Re: Comments on V1.1 - Future of VOTable (flame bait sigh)

From: martin hill <mchill-at-dial.pipex.com>
Date: Fri, 16 Apr 2004 12:15:27 +0100


Mark Taylor wrote:
> On Wed, 14 Apr 2004, martin hill wrote:
>>Nor do we save any effort in using VOTable to represent SEDs than in writing a >>new SED schema (except maybe for a few people to learn schemas - but this is no

>>harder than learning VOTable and it's a good skill to have!). 

>
> An important bit of effort which is saved is coming up with facilities for
> dealing with, crudely, columns of numbers. Schemas are not designed to
> represent tables, and though there are plenty of industry-standard tools
> for doing computer-science-type tasks with them (validation, web service
> specification, searching), the same is not true (as far as I'm aware)
> for astronomy-type tasks which rely on the tabular nature of the data
> (plotting columns against each other, converting to a FITS table or other
> tabular format for use with legacy applications, calculating statistics).

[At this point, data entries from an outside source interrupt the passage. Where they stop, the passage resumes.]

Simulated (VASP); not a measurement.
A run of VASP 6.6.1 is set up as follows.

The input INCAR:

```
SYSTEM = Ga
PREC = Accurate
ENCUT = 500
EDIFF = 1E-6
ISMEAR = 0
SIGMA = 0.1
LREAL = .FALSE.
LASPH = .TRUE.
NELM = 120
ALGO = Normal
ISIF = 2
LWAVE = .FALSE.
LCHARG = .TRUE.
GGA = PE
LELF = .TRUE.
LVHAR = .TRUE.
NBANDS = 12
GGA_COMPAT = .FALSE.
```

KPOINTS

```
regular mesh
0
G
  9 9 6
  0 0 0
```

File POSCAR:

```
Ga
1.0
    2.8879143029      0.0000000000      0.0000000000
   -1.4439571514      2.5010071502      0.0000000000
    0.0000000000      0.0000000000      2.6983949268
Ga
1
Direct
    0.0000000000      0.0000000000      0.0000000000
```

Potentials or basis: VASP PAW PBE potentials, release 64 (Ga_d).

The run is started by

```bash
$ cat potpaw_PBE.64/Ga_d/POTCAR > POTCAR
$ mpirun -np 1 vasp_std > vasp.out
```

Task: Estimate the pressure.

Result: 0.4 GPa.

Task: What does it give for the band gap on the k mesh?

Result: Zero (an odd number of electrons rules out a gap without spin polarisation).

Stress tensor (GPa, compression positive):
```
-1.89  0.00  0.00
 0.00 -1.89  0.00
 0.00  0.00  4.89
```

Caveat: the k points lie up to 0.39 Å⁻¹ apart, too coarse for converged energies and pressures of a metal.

I suspect I haven't understood this right. You can use schemas to describe tabular data very easily - The VOTable schema is an example of this. And I don't see too much wrong with using VOTable (or even, <spit>, CSV!) for representing tables. My issue is that using a generic tabular form (of any sort) is not the right way to communicate between web services; we should be explicitly 'typing' the data and its natural structure, which is *not* purely tabular. A fair amount of astronomy data is in *relational* tables because that has been the only suitable storage mechanism available, and VOTable does *not* represent relational tables - at least, not without an extra VO-specific layer to resolve the relationships. It's just as easy to write a new schema as it is to design and agree a new VOTable flavour, and you get many advantages to doing so.

One of the advantages of using tables is, as you say, you can do statistical analysis/plots/etc. Good stuff. Let's use VOTable for that - as well as CSV and any other commonly used formats used - as inputs to these tools. Transformation sheets that take, eg, SEDs and create CSVs to be imported into Excel (or your favourite non-microsoft spreadsheet) would be very useful.

> An important related point is that VOTable provides ways of storing and
> transmitting very large data sets for which raw XML is not well suited
> in terms of bandwidth and/or processing efficiency.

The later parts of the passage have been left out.